Hi fellow NUDHLers,
I really regret not being able to attend today’s meeting, but I’m going to point you all to a sound-interested DH project completed recently by a former mentor of mine in the Department of English at North Carolina State University. Some of you may have heard of it already – it got around on Twitter this week a bit. Professor John Wall, who specializes in 17c lyric poetry (Donne, Herbert, &c) and early modern faith communities, was principal investigator in the collaborative effort that is the “Virtual Paul’s Cross Project.” For this project, which seeks to reconstruct digitally the physical and sonic space of Paul’s Churchyard in early modern London, Dr. Wall worked not only with humanities folks, but also with architects, sound engineers, linguistics scholars, and actors.
This project is, in important ways, an occasional one. At the center of this effort is the digital restaging of John Donne’s famous “Gunpowder Sermon,” originally delivered on November 5, 1622. In fact, Dr. Wall and his collaborators gathered on Monday at the brand-new Hunt Library (which deserves another post on this blog, honestly, for its famous “book bot” system) for both the 391st anniversary of this sermon’s delivery and the unveiling of the VPCP visual model, constructed by Joshua Stephens and rendered by Jordan Grey. A look through the images on the project’s website gives you a sense of the spatial environment of Paul’s Churchyard, which in Donne’s time was a vibrant and often chaotic center in which religious zealots, booksellers, dogs and cats, and curious Londoners of all stripes met and brushed shoulders. In building this model, these scholars collated a number of early modern drawings and engravings that gave them greater insight into the architectural peculiarities of the churchyard (such as the very distinct preaching station).

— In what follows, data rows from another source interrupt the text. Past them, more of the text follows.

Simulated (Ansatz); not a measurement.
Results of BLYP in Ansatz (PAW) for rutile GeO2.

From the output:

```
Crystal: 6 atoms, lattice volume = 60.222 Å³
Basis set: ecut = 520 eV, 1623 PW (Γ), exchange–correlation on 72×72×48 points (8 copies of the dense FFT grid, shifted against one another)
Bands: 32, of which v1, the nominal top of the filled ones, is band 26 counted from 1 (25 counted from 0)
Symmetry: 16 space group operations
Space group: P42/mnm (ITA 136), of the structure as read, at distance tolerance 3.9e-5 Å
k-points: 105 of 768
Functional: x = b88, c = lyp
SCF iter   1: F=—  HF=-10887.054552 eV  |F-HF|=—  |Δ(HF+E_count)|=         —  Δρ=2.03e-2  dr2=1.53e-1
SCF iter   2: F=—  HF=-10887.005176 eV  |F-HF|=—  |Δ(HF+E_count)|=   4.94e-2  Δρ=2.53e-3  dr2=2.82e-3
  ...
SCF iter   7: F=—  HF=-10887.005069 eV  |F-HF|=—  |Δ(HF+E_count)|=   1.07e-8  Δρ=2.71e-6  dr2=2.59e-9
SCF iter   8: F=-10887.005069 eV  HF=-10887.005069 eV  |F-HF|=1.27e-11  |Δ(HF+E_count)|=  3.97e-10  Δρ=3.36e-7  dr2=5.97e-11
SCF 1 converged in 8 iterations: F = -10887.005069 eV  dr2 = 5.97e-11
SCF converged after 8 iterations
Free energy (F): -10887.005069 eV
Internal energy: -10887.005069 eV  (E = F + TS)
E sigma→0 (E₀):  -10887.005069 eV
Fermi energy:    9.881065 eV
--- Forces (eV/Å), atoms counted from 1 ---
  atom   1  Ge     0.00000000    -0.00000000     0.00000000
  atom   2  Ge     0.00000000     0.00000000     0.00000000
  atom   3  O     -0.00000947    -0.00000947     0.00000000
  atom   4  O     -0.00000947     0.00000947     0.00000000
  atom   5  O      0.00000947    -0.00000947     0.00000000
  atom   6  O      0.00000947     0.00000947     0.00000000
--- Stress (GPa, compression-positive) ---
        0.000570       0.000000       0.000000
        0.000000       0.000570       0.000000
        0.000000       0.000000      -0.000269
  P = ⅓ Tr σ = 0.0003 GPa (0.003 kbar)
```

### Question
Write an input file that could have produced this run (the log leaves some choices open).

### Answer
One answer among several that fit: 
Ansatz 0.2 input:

The soundscapes included in this project’s website are really fascinating as well – you can hear the simulated ambient sounds of the churchyard at different times of day (bells, dogs, carts, people), and with different sizes of crowds (such as one can see, for instance, in a painting by John Gipkin, 1616). You can also view the preaching station from different viewpoints and hear an actor reading Donne’s speech, taking into account the spatial elements of the churchyard, of course. As for design, the website gets too texty and scrolly at times in my view, and I wish that I could see the finished model more flexibly as I assume it was presented this past Monday. There is a video, of course, for now. At any rate, though, this project a great case of collaboration between scholars, historians, sound designers, actors, and architects, and it shows one way in which 3D modeling and sound studies can be fused with investigations into the religious and literary environment of Donne’s England. Check it out!